[Aclgraph] Update compilation config in check_and_update_config (#2540)

### What this PR does / why we need it? This pr updates compilation config in `check_and_update_config`, we use `compilation_config.level` to update `compilation_config.cudagraph_mode` to ensure the config is correct. Add `compilation_config.cudagraph_num_of_warmups = 1` when V1 is enabled, cause this is also used in torchair graph mode. and this fixes https://github.com/vllm-project/vllm-ascend/issues/2523 fix the bug that the `aclgraphmode` always be `NONE` while running forward in aclgraph mode ### How was this patch tested? CI passed with new added/existing test. - vLLM version: v0.10.1.1 - vLLM main: f58675bfb3 --------- Signed-off-by: MengqingCao <cmq0113@163.com>
2025-08-27 09:30:25 +08:00
parent f22077daa6
commit a9e78a3299
3 changed files with 118 additions and 34 deletions
--- a/vllm_ascend/worker/model_runner_v1.py
+++ b/vllm_ascend/worker/model_runner_v1.py
@@ -1660,6 +1660,10 @@ class NPUModelRunner(LoRAModelRunnerMixin):
        moe_comm_method = (self.moe_comm_method
                           if num_input_tokens <= self.mc2_tokens_capacity else
                           self.fallback_moe_comm_method)
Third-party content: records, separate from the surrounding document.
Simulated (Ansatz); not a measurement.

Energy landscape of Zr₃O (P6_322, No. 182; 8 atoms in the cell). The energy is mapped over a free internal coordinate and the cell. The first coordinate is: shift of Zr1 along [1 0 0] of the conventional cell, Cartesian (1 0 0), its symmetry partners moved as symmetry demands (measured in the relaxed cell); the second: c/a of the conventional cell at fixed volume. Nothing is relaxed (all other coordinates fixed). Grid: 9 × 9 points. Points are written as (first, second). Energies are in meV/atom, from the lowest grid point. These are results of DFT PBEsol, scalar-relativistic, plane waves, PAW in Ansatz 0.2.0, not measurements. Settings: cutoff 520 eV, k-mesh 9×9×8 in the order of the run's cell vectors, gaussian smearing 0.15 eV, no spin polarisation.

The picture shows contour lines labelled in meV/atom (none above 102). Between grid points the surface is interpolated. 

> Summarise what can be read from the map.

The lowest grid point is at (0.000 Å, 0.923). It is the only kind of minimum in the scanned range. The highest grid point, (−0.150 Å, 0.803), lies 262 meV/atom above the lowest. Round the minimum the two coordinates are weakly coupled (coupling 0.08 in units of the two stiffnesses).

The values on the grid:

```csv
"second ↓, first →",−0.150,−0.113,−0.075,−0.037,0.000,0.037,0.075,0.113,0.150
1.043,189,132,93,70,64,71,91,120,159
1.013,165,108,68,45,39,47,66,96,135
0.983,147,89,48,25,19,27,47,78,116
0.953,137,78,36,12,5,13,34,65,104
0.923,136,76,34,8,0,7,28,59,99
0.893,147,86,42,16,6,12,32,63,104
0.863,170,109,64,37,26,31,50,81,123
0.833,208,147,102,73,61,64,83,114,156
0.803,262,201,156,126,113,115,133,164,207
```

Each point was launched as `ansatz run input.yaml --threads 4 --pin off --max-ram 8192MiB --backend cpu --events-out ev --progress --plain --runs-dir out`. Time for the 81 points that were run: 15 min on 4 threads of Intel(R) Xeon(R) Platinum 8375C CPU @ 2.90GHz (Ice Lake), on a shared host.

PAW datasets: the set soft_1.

+        batch_descriptor = BatchDescriptor(num_tokens=num_input_tokens,
+                                           uniform_decode=False)
+        aclgraph_runtime_mode, batch_descriptor = \
+            self.aclgraph_dispatcher.dispatch(batch_descriptor)

        # Run forward pass
        with ProfileExecuteDuration().capture_async("forward"):
@@ -1671,6 +1675,8 @@ class NPUModelRunner(LoRAModelRunnerMixin):
                    with_prefill=self.with_prefill,
                    reserved_mc2_mask=self.reserved_mc2_mask,
                    moe_comm_method=moe_comm_method,
+                    aclgraph_runtime_mode=aclgraph_runtime_mode,
+                    batch_descriptor=batch_descriptor,
                    num_actual_tokens=scheduler_output.
                    total_num_scheduled_tokens):
                self.maybe_setup_kv_connector(scheduler_output)